When you think you have highlighted the correct section of the page—say the list of Supreme Court decisions, or the latest documents in next year’s state budget—click the mouse. Now, look under the “Save and Edit” box in the Klaxon window, and you’ll notice it says “Done!” That means that Klaxon has saved this page and will start watching it for you.
Before you close the window though, see the red box under the heading “Content Preview?” That shows you what information is captured in the section of the page you selected. If the words you see in the red box don’t match what you’re hoping to monitor, you might have chosen the wrong part of the page. Not to worry, you can hover and click on any different section of the page until you get the right area selected and saved.
For the last step, you’ll want to click the ‘Save and Edit’ button, which will bring you back to Klaxon so you can give this page a name (like a slug) in the system.

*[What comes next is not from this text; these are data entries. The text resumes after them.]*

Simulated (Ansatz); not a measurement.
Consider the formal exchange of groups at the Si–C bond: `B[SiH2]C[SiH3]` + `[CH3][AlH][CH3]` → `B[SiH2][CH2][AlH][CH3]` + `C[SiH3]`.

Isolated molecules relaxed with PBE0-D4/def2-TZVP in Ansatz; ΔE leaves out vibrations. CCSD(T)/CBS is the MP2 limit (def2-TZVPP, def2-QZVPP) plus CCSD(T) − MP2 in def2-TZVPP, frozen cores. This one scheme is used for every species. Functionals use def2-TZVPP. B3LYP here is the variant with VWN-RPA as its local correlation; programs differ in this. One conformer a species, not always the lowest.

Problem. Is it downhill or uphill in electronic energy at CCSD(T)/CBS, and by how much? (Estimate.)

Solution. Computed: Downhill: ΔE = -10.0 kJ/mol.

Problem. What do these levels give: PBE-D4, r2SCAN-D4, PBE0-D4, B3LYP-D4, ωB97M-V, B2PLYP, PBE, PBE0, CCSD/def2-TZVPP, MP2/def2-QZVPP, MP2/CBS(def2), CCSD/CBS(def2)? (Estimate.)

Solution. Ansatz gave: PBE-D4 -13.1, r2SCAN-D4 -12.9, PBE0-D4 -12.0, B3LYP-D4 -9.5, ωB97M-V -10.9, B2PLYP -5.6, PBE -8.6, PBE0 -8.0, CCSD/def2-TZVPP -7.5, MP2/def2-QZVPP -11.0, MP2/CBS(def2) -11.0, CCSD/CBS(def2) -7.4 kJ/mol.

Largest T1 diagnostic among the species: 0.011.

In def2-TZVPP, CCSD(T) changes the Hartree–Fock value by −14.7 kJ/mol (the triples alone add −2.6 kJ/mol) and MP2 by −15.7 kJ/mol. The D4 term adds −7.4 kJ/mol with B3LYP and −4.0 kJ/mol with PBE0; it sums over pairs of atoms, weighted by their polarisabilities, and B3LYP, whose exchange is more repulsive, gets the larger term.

In the Feed you'll find a list of recent snapshots of pages people in your newsroom are following. This is a good place to see what’s new in the system and to discover and subscribe to Klaxons that other reporters or editors find useful. These links are in order of most recent changes. You will also get a team summary of how many changes have been monitored, the number of pages the team is following and how many users are using Klaxon.
If you want to step back through each stage of the site’s evolution, you can explore its history on the “Watching” page.
The “Watching” page displays a list of all the pages that your newsroom is monitoring (as opposed to a chronological stream of the latest updates as seen in the Feed). Here you can also change settings for individual pages.
To change the name or URL of any of the Klaxons you’ve created or to adjust their notification settings, simply click the “Edit” button next to the appropriate page. You can also click into each to view the differences of each snapshot the system has collected since you added it to Klaxon.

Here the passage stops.